Postby Spidey » 08 Sep 2011 07:44

You've received good advice so far. I'll just add my 2 cents.

Given that you have your entire $200,000 in a savings account, I would make the assumption that you are a very conservative investor and would not be comfortable with excessive risk. However, you do need a better return than a savings account to achieve your goal of 6%.

Perhaps you may want to consider placing as much as 70% in fixed income. You could do this with ETFs, but I find that investment firm Phillips Hager North offers competitive returns with more flexibility for contributions and withdrawals. (You pay a slightly higher MER but that is often offset because you don't pay fees to buy and sell.)
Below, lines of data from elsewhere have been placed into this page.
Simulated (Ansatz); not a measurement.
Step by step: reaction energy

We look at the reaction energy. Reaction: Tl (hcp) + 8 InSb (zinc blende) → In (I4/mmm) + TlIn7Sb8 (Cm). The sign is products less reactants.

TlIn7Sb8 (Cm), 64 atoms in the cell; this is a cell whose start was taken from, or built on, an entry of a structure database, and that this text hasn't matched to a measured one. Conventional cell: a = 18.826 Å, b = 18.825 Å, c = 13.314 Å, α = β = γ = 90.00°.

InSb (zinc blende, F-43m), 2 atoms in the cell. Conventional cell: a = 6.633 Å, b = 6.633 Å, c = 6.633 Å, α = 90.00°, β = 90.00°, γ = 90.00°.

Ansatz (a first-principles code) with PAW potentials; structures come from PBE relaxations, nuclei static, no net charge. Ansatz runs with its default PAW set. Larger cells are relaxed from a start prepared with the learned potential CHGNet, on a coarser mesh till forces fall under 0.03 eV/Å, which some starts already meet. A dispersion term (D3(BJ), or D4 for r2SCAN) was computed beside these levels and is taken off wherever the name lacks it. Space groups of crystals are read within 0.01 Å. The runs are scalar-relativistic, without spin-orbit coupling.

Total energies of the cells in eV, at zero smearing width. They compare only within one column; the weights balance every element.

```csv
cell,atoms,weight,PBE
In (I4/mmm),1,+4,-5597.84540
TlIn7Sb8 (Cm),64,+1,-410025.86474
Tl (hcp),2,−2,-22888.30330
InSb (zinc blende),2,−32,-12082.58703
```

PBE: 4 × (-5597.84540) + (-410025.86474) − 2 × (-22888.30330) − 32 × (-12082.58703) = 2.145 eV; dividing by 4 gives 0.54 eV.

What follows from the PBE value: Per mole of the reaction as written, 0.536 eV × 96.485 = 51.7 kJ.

Perhaps you may want to consider something like this for your fixed income allocation:
1/3 PHN Short Term Bond and Mortgage
1/3 PHN Inflation Linked Bond
1/3 PHN Bond

If you prefer you could do something similar with Bond ETFs rather than PHN, or you could set up a GIC ladder, or you could do some combination of those choices.

Of the remaining 30% you may want to consider index ETFs. Perhaps something like this:
10% Canadian Index eg. XIU (Could also consider XDV if you want more weight toward dividend payers.)
10% US Index eg. XSP
5% REIT Index eg. XRE or ZRE
5% Emerging Markets Index eg. ZEM (This is the most volatile one, but a good bet if you believe that Emerging markets will outperform over the next 20 or so years.)

Just my suggestion based on a guess regarding your risk profile. May not suit you at all.